Donald Trump on Saturday denounced the protests that led him to cancel a scheduled rally the previous night in Chicago, calling them “a planned attack” that was “professionally done.”
Clashes broke out Friday night between protesters and Trump supporters after the campaign announced the rally would be canceled more than 30 minutes after it was scheduled to start. Hundreds of protesters had packed into the University of Illinois at Chicago venue for the rally, prompting the campaign to call off the event.
The protests and fights between Trump supporters and protesters in Chicago were just the latest in a string of increasingly heated and at-times violent confrontations breaking out at rallies for the frontrunner in the Republican presidential race. And they come as Trump has repeatedly suggested protesters should face more violent repercussions for disrupting his rallies.

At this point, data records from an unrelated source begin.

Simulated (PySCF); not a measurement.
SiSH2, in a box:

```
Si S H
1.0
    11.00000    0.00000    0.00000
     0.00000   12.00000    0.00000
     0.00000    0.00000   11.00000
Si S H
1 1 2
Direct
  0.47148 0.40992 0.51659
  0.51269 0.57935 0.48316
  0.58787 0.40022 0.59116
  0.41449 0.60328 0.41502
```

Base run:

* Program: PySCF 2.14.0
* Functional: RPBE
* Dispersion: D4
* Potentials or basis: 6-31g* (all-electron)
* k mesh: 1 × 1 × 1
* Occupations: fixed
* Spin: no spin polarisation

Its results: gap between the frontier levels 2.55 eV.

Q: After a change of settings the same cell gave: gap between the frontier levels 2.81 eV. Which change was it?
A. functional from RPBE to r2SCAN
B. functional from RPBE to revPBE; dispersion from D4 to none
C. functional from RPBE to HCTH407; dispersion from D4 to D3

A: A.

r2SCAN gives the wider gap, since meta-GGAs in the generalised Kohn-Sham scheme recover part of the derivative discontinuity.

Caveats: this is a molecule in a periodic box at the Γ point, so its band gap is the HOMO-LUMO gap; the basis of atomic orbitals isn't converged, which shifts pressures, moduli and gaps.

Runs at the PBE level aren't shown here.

“We’re all together and we want to get along with everybody, but when they have organized, professionally staged wise guys we’ve got to fight back, we’ve got to fight back,” Trump said Saturday in Dayton, Ohio, during his first rally since the canceled Chicago event.
As he did the previous night in a round of phoned in TV interviews, Trump didn’t walk back any of his rhetoric Saturday. He again claimed that neither the tone of his campaign nor his supporters were to blame for any violence at his rallies.
“They want me to tell my people please be nice be nice. My people are nice,” Trump said Saturday.
“They were taunted, they were harassed by these other people.”